Butler, 24, was killed Tuesday in Assamawah, Iraq, when a rocket-propelled grenade hit his vehicle. Based at Fort Riley, he was a cavalry scout with the 3rd Brigade of the Army's 1st Armored Division.

Army officials arrived late Tuesday night at the Wellsville home of his parents, Cindy and James Butler, to give them the news of their son's death.

Speaking on behalf of the family Friday morning, Staff Sgt. Sheldrick McNeal, of Fort Leavenworth, said the family believed Butler died for the freedom of other countries, as well as his own.

"The loss to them is great," McNeal said. "They appreciate all the support they have received from the military, family and friends."

McNeal said Butler left behind four brothers, two nieces and one nephew.

Butler joined the Army in 1998 and was stationed in Fort Hood, Texas, said his twin brother, Joe Butler. In November 2001, he was transferred to Fort Riley.
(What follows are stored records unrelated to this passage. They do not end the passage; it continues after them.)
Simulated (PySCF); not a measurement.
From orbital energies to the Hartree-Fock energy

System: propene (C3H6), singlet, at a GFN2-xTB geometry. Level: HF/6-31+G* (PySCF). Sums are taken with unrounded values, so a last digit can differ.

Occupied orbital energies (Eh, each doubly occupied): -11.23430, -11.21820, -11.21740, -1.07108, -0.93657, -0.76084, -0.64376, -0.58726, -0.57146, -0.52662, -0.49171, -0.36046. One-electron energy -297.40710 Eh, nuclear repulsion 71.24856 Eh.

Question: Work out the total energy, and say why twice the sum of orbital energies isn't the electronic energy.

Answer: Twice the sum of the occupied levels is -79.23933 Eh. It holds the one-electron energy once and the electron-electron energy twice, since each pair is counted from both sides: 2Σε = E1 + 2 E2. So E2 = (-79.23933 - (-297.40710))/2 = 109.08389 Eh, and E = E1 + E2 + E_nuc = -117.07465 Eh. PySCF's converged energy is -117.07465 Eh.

"I know for a fact that he died fighting for our freedom and doing something that he loves to do," Joe Butler said Wednesday.

Jim Butler, left, and his sons Josh, center, and James Jr. put up
yellow ribbons Thursday on the front porch of their Wellsville
home. The Butler family is mourning the loss of their son and
brother, Army Sgt. Jacob Butler, who was killed Tuesday in Iraq.
The Butlers eventually added black ribbon to the yellow.

Jim Butler, left, and his sons Josh, center, and James Jr. put up yellow ribbons Thursday on the front porch of their Wellsville home. The Butler family is mourning the loss of their son and brother, Army Sgt. Jacob Butler, who was killed Tuesday in Iraq. The Butlers eventually added black ribbon to the yellow.

McNeal said Butler's parents were not ready to publicly discuss their son's death, but he indicated they would be willing to do so in the future.

Butler graduated from Wellsville High School in 1996. Most in the Franklin County town of 1,600 residents about 24 miles southeast of Lawrence, knew him as Jake.

Randall Renoud, Butler's high school assistant principal, said the soldier's death made residents realize that common Americans were on the front lines fighting for the country.

Renoud said Butler was "an All-American kid who gave his all for America, and I don't know that you can ask for any more than that."

While Butler is the state's first confirmed casualty, another Kansan -- Army Pfc. Patrick Miller, 23, of Park City -- is listed as a prisoner of war after being captured March 23. He was part of the 507th Ordnance Maintenance Company, which was ambushed by enemy forces in Iraq.